If $$2.5 \times 10^{-6}$$ N average force is exerted by a light wave on a non-reflecting surface of 30 cm$$^2$$ area during 40 min of time span, the energy flux of light just before it falls on the surface is ________ W cm$$^{-2}$$. (Round off to the Nearest Integer) (Assume complete absorption and normal incidence conditions are there)

We are given that an average force of $$F = 2.5 \times 10^{-6}$$ N is exerted by a light wave on a non-reflecting (completely absorbing) surface of area $$A = 30 \text{ cm}^2$$ during a time span of $$t = 40$$ min. We need to find the energy flux (intensity) of light.

For complete absorption, the radiation pressure is related to the intensity by $$P = \frac{I}{c}$$, where $$c = 3 \times 10^{8}$$ m/s is the speed of light. Also, the force on the surface equals pressure times area: $$F = P \times A$$.

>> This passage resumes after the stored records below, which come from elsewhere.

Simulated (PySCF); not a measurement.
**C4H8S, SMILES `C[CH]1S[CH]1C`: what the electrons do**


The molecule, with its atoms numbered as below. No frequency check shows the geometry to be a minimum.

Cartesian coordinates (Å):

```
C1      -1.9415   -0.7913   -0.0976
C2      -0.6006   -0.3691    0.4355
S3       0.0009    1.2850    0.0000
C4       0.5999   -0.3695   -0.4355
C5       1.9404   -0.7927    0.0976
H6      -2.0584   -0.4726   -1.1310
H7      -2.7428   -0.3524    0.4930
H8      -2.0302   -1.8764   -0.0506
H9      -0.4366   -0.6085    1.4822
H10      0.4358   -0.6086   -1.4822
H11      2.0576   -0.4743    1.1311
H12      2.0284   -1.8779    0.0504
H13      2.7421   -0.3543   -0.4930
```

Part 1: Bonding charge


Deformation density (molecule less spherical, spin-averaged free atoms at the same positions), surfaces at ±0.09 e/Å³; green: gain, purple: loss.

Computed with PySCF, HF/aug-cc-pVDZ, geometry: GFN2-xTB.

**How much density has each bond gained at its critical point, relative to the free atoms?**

Combining these, $$F = \frac{I \times A}{c}$$, which gives $$I = \frac{Fc}{A}$$.

Converting the area to m$$^2$$: $$A = 30 \text{ cm}^2 = 30 \times 10^{-4} \text{ m}^2$$. Substituting: $$I = \frac{2.5 \times 10^{-6} \times 3 \times 10^8}{30 \times 10^{-4}} = \frac{7.5 \times 10^2}{30 \times 10^{-4}} = \frac{750}{0.003} = 250000 \text{ W/m}^2$$.

Converting to W cm$$^{-2}$$: since $$1 \text{ m}^2 = 10^4 \text{ cm}^2$$, we have $$I = \frac{250000}{10^4} = 25 \text{ W cm}^{-2}$$.

Therefore, the energy flux of light is $$\boxed{25}$$ W cm$$^{-2}$$.